Scaling Masterbranch with Siena

Pablo Villalba September 17 2009

I’d like to share with you some of the amazing technology the guys at Masterbranch are putting together. They were so kind to accept an interview from our team.

Masterbranch is a new web application that builds an online CV based on your activity as a programmer in the Internet in a graphical and easy way. Open-source contributors can show and prove all the work they did for all those projects.

As a programmer, what matters is not what you say about yourself, but what you actually did. The facts prove your experience.

In Open Source projects the work is public. It is possible to know exactly the contributions of each programmer. Masterbranch tracks the activity of the Open Source contributors, as well as activity in Q&A, blogs, mailing lists, etc. With all this, Masterbranch builds an online CV continuously updated with your real experience.

It’s also possible to follow the activity of interesting people or projects, in a twitter-like way.

But then, the scaling problem arises. Masterbranch is tracking, from day one, 130,000 projects. Updates are gathered in real-time and there’s tons of data involved to process and display. In order to avoid the fail whale when dealing with big data sets, Masterbranch developed their own persistence API. They required good performance even with big datasets of information and, as a startup company, development times are critical.

That’s how Siena, their own ORM, was born. Scaling and ease of use have been the main goals for it.

What is a persistence API, and how is it used?

A persistence API is a piece of code that helps programmers develop against a database. The persistence API abstracts you from the database letting you write the same code no matter wich kind of database you are using. It also hides the complexity of the database so you will make less errors and you will develop faster.

In which ways is Siena different to other persistence APIs?

Siena has been designed with the ease of use in mind. Siena has less features than other persistence APIs, but it’s far easier to use than other persistence APIs. Less code means fewer errors and faster development.

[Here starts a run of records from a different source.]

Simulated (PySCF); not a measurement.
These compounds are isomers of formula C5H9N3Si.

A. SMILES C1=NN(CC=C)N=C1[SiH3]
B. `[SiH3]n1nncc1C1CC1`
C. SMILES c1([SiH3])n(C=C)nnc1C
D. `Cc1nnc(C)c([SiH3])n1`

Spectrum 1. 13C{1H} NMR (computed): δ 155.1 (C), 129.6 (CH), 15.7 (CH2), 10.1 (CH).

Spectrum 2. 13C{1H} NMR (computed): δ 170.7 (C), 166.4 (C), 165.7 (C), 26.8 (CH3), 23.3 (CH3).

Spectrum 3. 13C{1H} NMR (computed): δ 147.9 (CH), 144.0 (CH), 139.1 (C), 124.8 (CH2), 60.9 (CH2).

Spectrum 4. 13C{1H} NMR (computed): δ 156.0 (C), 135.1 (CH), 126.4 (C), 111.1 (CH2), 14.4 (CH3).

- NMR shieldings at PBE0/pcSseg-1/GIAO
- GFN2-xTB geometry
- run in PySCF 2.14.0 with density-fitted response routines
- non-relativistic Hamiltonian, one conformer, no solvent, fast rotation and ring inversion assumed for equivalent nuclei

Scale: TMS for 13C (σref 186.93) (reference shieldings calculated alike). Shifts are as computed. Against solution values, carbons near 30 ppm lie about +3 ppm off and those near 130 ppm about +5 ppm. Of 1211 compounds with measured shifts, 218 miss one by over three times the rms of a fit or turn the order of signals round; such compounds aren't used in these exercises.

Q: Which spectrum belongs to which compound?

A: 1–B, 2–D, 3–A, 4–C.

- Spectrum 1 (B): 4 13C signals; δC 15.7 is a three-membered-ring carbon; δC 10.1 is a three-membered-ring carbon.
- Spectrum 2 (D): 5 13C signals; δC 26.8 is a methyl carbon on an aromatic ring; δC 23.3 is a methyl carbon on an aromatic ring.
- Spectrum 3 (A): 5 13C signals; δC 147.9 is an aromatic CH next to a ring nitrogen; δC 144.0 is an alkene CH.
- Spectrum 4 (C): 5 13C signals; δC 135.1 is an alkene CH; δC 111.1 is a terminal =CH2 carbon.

Siena purposedly avoids “features” that are considered as bas practices for big databases, as they’d decrease performance and make scaling impossible.

Why did you develop your own persistence API?

Other persistence APIs make you write boilerplate code so developing with them is error-prone, and it takes a lot of time even to develop the simplest tasks.

We realized that we needed a better persistence API. We wanted a simpler persistence API to develop faster and without errors, and we also wanted a persistence API that let us do only those things that perform well with big datasets.

Which kind of projects would Siena be best suited for?

Siena can be used in any kind of projects that need a database to store data. But is best suited for web applications that need to handle a lot of data. If your application is going to handle a small dataset, you are better off with other persistence technology.